11 Jan Three STO Exemptions in the US You Should Know Before Launching It
Launching a Security Token Offering (STO) is not an easy process. Unlike traditional token offerings like Initial Coin Offering (ICO), STO requires the United States Securities and Exchange Commission (SEC) compliance for the US-incorporated companies. Good news is, there are a few STO exemptions available and here is what you should know before launching it.
The most common ways to launch an STO while complying with the SEC guideline is to apply specific exemptions outlined in the Securities Act of 1933. This act governs decisions and rules of securities in the United States.
Three STO exemptions you should know: Reg A+, D, and S
An exemption under Regulation A+
This will allow a company to sell securities to general investors for up to $50 million through a public solicitation. To register your security under this exemption, you may need much money. You will also have to complete a financial audit. Also, whatever amount you raise will be considered revenue and therefore taxed.
An exemption under Regulation D
This exempts a company from having to register with the SEC, but the following conditions must be applied:
- All investors must be accredited. They need to do KYC and be provided by the company straightforward and clear information about the project, deliverables, and reasonable project expectations.
- The company must file Form D (which is the exemption from registering with the SEC) once the securities are sold.
- All investors are forbidden from selling the securities, tokens, or shares that they purchased in the STO for at least one year after having purchased them.

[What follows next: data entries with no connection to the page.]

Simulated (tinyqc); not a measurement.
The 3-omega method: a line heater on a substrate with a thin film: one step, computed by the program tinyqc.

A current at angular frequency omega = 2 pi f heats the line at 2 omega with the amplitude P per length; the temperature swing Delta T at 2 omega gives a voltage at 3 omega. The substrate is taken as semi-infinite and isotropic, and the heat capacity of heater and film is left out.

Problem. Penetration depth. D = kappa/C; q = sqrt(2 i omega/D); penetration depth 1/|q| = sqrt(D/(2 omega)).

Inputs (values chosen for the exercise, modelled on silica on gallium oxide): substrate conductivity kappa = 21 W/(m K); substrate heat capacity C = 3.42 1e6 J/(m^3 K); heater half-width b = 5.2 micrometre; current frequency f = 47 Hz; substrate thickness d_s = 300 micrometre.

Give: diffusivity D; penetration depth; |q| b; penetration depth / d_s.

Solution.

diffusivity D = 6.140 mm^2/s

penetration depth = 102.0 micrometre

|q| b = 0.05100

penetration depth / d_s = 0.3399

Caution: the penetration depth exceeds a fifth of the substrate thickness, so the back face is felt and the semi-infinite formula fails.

An exemption under Regulation S
This path involves selling your securities anywhere in the world but not in the US. Since you are not selling securities to US residents, the SEC has no interest in overseeing the sale. During your STO, however, you need to conduct KYC to make sure US citizens do not invest in your project.
As the new funding methods like an STO is in its immature stage, regulations still need time to catch up to fill in the needs of the fast-evolving market scenario. Considering to apply one of the three STO exemptions described above could be one of the solutions for your company. It also offers a playground for both technology and regulation to evolve together while safeguarding people getting involved with the unforeseeable market.